July 13, 2016  | By McCathern Law

WACO, TX — Authorities want to know how a 12-year-old girl ended up with a severe rope burn around her neck during an overnight campout with her sixth-grade classmates.

But the child and her mother believe they already know. The girl is black and attends a mostly white private school near a flourishing part of downtown. They believe she was the victim of a racially motivated attack, the culmination of months of bullying by her classmates.

“It looked like somebody had ripped her neck apart and stitched it back together,” the girl’s mother, Sandy Rougely, said in an interview with The Dallas Morning News this week as she sat next to her daughter in their Waco apartment.

Live Oak Classical School said in a statement that the girl’s injuries were “caused accidentally” while the students — eight girls and 14 boys — were playing with a rope swing attached to a tree. The girl was one of two black students on the trip.

The school contends the girl’s lawyer is using race to take advantage of an accident for financial gain.

The grammar school dean, Allison Buras, who went on the campout, did not respond to a request for comment. Instead, a member of the board of directors, Jeremy Counseller, emailed a statement to The News.

It said, in part, that “the student and some of her classmates were playing with a swing and an attached pull-rope on a field trip. The student received first aid treatment immediately after the accident by a parent chaperone who is also a physician, and she was able to enjoy the remainder of the field trip, which lasted through the next day. Live Oak takes the safety of its students seriously and is saddened that one of its family suffered an unfortunate accident and injury.”

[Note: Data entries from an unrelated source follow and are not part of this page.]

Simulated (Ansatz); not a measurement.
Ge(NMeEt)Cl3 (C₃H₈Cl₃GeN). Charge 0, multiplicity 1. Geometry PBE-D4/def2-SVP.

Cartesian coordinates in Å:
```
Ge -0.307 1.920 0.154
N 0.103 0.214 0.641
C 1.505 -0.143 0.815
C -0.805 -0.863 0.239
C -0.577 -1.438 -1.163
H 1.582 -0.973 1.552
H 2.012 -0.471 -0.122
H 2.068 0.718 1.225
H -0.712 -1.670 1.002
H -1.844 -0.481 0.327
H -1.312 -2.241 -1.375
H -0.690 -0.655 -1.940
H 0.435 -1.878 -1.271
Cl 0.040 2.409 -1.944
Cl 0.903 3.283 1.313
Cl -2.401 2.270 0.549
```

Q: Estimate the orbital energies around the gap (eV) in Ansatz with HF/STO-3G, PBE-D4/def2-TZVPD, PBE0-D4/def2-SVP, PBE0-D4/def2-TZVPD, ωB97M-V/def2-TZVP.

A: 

The statement also said the attorney is trying to “exploit” the 100th anniversary “of the lynching of Jesse Washington in Waco.” The statement said the girl’s attorney, Levi McCathern, who also represents the Dallas Cowboys, asked the school to pay $2.7 million or he would make the allegations public.

‘Waco Horror’

This month marks 100 years since the most notorious lynching in Texas. In what’s known as “the Waco Horror,” a white mob snatched 17-year-old Washington from the McLennan County courthouse just after he was convicted of the murder and rape of a white woman a week earlier. The mob, dressed in suits and hats, threw a chain around Washington’s neck, dragged him through the streets and then tossed him onto a bonfire.

McCathern and attorney T.J. Jones, who works at McCathern’s Dallas law firm, said they asked for money after the school requested a financial demand in writing.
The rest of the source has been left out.